This year, 27% of small and medium-sized businesses (SMBs) have reported a reliance on credit cards to fund their businesses – double the figure from 2023. At the same time, credit card delinquency has peaked at 2.8%. These are not just concerns; they are evidence of a lending system in need of significant updates.
Managing and growing a small or medium-sized business encompasses a range of challenges – now is the time for policymakers and financial services leaders alike to rethink SMB lending. Not only would this benefit the SMB community, but with UK start-ups creating 39% of new jobs, it also stands to benefit the UK economy as a whole.
The end of traditional lending?
In recent years, traditional banks have consistently pulled back from long-term SMB lending. As a result of the subsequent lack of options, small firms are increasingly leaning on short-term, high-cost credit — far from a sustainable financial strategy for a growing business.
Some groups are hit harder by this than others, with Ethnic Minority Businesses (EMBs) and entrepreneurs from other underrepresented backgrounds particularly impacted by a lack of lending options. Research has shown that this is often because these businesses traditionally operate through the use of personal accounts, leading to a lack of business credit history. In turn, this creates added risk when applying for bank loans, with businesses declined credit on these grounds. Without sufficient support from mainstream lenders, they are left to navigate a patchwork of financial solutions that often do not match their unique needs or potential.

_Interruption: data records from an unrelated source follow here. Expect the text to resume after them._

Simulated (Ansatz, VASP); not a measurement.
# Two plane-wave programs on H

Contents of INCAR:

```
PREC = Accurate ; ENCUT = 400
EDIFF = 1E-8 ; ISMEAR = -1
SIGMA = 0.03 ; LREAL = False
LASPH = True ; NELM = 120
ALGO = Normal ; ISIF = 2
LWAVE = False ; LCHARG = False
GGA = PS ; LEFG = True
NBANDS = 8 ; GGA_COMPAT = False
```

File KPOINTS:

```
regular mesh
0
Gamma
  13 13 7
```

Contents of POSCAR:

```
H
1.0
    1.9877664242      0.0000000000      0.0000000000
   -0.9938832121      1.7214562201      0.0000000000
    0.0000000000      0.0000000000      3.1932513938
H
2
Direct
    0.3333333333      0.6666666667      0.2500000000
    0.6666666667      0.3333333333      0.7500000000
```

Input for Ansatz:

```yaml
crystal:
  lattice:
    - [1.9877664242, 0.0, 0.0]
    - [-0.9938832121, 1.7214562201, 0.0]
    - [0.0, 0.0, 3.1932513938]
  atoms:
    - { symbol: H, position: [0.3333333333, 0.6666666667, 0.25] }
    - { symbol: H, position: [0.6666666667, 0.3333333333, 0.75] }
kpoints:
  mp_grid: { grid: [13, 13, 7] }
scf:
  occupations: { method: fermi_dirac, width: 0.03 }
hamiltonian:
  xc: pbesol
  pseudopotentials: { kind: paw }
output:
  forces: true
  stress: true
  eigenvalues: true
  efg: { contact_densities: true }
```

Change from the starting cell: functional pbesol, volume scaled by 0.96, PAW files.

Strong, viable businesses can find it difficult to access the capital they need to grow, hire or export and in the long run, this could stifle economic dynamism across the UK.
A critical inflection point
The UK Government has acknowledged the scale of the issue, and the call for evidence on small business access to finance, is a welcome step towards systemic reform. Coupled with new investment through the British Business Bank and the reconstituted Board of Trade, there is now welcome political momentum behind fixing the funding gap. The next wave of reform must be rooted in an understanding of how small businesses operate today and how financing solutions must evolve to meet them where they are.
Modern solutions for a modern economy
The financial profile of an SMB is ever-changing, and no two are the same. Compare the SMB landscape in 2015 and 2025, and the differences are clear. Now, many SMBs are digital-first. Some are run part-time. Others operate across multiple income streams. The tools we use to evaluate their creditworthiness need to reflect this.
That means rethinking how risk is assessed, moving beyond outdated models and embracing alternative metrics, including real-time performance data, cash flow history and sector-specific benchmarks. The result of this will be lending solutions which truly understand and meet the needs of an SMB’s own unique financial journey.
It also means fostering a diverse lending ecosystem. Alongside traditional banks, we need to support the responsible growth of non-bank lenders, revenue-based financing models, community-based funding and other flexible capital solutions that can scale with a business.
Finance is only part of the puzzle
Access to capital is a foundational barrier, but not the only one. For SMBs to grow, they also need support in navigating export markets, adopting digital tools and tackling late payments. The Government’s Plan for Change is right to view SMB growth as a multi-dimensional challenge. The focus on exports, through a revamped Board of Trade, is especially important. International growth should be within reach for more UK firms, not just a privileged few. This not only primes UK SMBs for success, but can bolster UK economic growth and enhance the country’s global position as a business leader.
A call for collective responsibility
Fixing SMB finance is not the job of the government alone. Nor can it fall solely to lenders. It requires a coordinated effort from policymakers, industry bodies, technology providers, investors and the businesses themselves.
The launch of the Intuit Small Business Growth Council is a timely opportunity to reset and refocus. Rather than top-down policy, the Council brings together entrepreneurs from across the UK to share their insights, experiences, and ideas so that Government strategies are grounded in the real challenges and opportunities SMEs face every day.
We have the opportunity to build a system that supports the full diversity of the UK’s 5.5 million small businesses—urban and rural, new and established, digital and physical. But doing so means acknowledging that what worked yesterday may not work tomorrow.
The question is not whether SMBs can adapt to the financial system. It is whether the financial system can finally adapt to SMBs.